Body sensor networks made this way could report to your doctor via the internet he claims, and receive instructions the same way as part of your treatment. “It sounds like science fiction,” Akyildiz accepts, “but it’s part of an e-health vision for 25 years in the future.”
Of course, with this kind of intimate connectivity, you would really want to know about the trust and security arrangements. Much sooner, Akyildiz foresees the internet of things improving our lives in all kinds of subtle ways - invisibly controlling the lights, heating, air conditioning in our rooms and offices.
Giacomo Morabito would like a front door to his house that realises when he’s left it open by mistake, and shut itself. Jim Poss would like smart lorries that would know what goods are in the neighbourhood destined to go to the same destination, before they set off half-loaded down the highway.

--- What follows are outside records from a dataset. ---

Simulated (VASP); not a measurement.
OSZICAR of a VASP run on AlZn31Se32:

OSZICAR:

Morabito says in many ways all the technology is in place to let these things happen soon. But, he says, what’s holding the internet of things back is the lack of a common language, a set of standards that means that billions of devices will connect effortlessly. These standards – whilst perhaps lacking the excitement of many of the applications – are critical. It was the creation of international standards that allowed mobile phones become a worldwide phenomenon.
“There are a lot of smart applications using intelligent sensors already, but it’s in our hands what the internet of things will be by 2020,” he says.